A generalization of Burlet's theorem to cyclic quadrilaterals

 The Burlet's theorem is a result in Euclidean geometry, which can be formulated as follows:

Theorem 1. Consider triangle $ABC$ with $\angle{BCA}=\gamma$. Let $P$ be the point where the incircle touches side $AB$, and denote the lengths $AP$ and $BP$ as $m$ and $n$, respectively. Then

$$\Delta_0=mn\cot{\frac{\gamma}{2}},\tag{1}$$

A triangle $ABC$ with $AP=m$ and $BP=n$.

where $\Delta_0$ denotes the area of $ABC$. Note that when $\gamma=\frac{\pi}{2}$, then $\Delta_0=mn$.

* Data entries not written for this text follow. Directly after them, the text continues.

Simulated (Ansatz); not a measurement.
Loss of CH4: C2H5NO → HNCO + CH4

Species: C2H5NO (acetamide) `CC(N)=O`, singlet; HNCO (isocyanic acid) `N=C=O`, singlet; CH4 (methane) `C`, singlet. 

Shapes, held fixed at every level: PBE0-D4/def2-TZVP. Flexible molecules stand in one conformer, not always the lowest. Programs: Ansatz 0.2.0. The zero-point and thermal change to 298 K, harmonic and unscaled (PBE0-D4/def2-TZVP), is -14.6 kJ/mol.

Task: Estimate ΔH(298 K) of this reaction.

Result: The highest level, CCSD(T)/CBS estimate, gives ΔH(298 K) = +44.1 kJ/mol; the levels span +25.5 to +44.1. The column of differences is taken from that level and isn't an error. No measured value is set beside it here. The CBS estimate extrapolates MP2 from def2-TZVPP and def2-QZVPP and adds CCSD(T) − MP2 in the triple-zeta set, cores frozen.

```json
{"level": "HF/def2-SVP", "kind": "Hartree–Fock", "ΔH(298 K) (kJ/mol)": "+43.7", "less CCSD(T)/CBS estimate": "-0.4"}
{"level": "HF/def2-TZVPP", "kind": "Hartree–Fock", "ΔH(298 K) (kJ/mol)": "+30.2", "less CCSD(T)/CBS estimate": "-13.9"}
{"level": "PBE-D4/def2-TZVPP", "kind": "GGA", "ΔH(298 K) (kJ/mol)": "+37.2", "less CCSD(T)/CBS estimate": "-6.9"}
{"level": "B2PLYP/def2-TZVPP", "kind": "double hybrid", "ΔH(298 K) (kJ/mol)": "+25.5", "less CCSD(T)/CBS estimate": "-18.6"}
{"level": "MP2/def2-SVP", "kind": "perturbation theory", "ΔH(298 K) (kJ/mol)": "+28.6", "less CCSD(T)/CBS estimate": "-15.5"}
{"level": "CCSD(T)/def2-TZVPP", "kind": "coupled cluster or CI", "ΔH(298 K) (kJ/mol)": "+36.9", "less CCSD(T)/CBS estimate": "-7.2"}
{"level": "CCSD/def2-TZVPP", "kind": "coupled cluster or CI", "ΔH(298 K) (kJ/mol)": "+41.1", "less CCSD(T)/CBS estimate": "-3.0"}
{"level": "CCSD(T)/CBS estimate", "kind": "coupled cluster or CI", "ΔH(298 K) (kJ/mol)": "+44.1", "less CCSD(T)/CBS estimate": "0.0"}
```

We adopt unconventional notation to reduce the relation of Theorem 2 into the one referenced in $(1)$. Additionally, we denote $s$ the semiperimeter, applicable to both triangles and cyclic quadrilaterals.

Proof. Let $AB=a$, $BC=b$ and $AC=c$. By Heron's formula, we have

$$\begin{aligned}\Delta_0&=\sqrt{s(s-a)(s-b)(s-c)}\\&=\sqrt{s(s-a)(s-b)(s-c)}\color{red}{\sqrt{\frac{(s-b)(s-c)}{(s-b)(s-c)}}}\\&=(s-b)(s-c)\sqrt{\frac{s(s-a)}{(s-b)(s-c)}}.\end{aligned}$$

However, using half-angle formulas for a triangle, we can express $\cot{\frac{\gamma}{2}}$ as $\sqrt{\frac{s(s-a)}{(s-b)(s-c)}}$, where $m=(s-b)$ and $n=(s-c)$. This establishes the relationship mentioned in $(1)$.

$\square$

Theorem 2 (Generalization). Consider a cyclic quadrilateral $ABCD$ with side lengths $AB=a$, $BC=b$, $CD=c$, and $DA=d$. Additionally, let $\angle DAB = \alpha$. In this context, the following relation is valid:

$$\Delta_1=(s-a)(s-d)\cot{\frac{\alpha}{2}},\tag{2}$$

A cyclic quadrilateral $ABCD$.

where $\Delta_1$ denotes the area of $ABCD$.

Proof. Similar to how we proceeded in theorem 1, using the Brahmagupta's formula, we have

$$\begin{aligned}\Delta_1&=\sqrt{(s-a)(s-b)(s-c)(s-d)}\\&=\sqrt{(s-a)(s-b)(s-c)(s-d)}\color{red}{\sqrt{\frac{(s-a)(s-d)}{(s-a)(s-d)}}}\\&=(s-a)(s-d)\sqrt{\frac{(s-b)(s-c)}{(s-a)(s-d)}}.\end{aligned}$$

Now, invoking the half-angle formulas for cyclic quadrilaterals, we have that $\cot{\frac{\alpha}{2}}=\sqrt{\frac{(s-b)(s-c)}{(s-a)(s-d)}}$, from which the relation $(2)$ is deduced.

$\square$

Let $\angle{BCD}=\gamma$ and assume that $d=0$. We have that $\alpha=\pi-\gamma$, so substituting in $(2)$, 

When $d=0$, by the alternate segment theorem, $\alpha=\pi-\gamma$.

$$\begin{aligned}\Delta_1&=(s-a)(s-0)\cot{\left(\frac{\pi-\gamma}{2}\right)}\\&=s(s-a)\tan{\frac{\gamma}{2}}\\&=s(s-a)\sqrt{\frac{(s-b)(s-c)}{s(s-a)}}\color{red}{\sqrt{\frac{(s-b)(s-c)}{(s-b)(s-c)}}}\\&=(s-b)(s-c)\sqrt{\frac{s(s-a)}{(s-b)(s-c)}}\\&=(s-b)(s-c)\cot{\frac{\gamma}{2}},\end{aligned}$$

which is Burlet's theorem for a triangle since $m=(s-b)$ and $n=(s-c)$.

Remark. A. Burlet (Dublin) presented this theorem as a problem in the Nouvelles annales de mathématiques, Vol. 15, 1856, p. 290. Consequently, the theorem might have derived its name from him.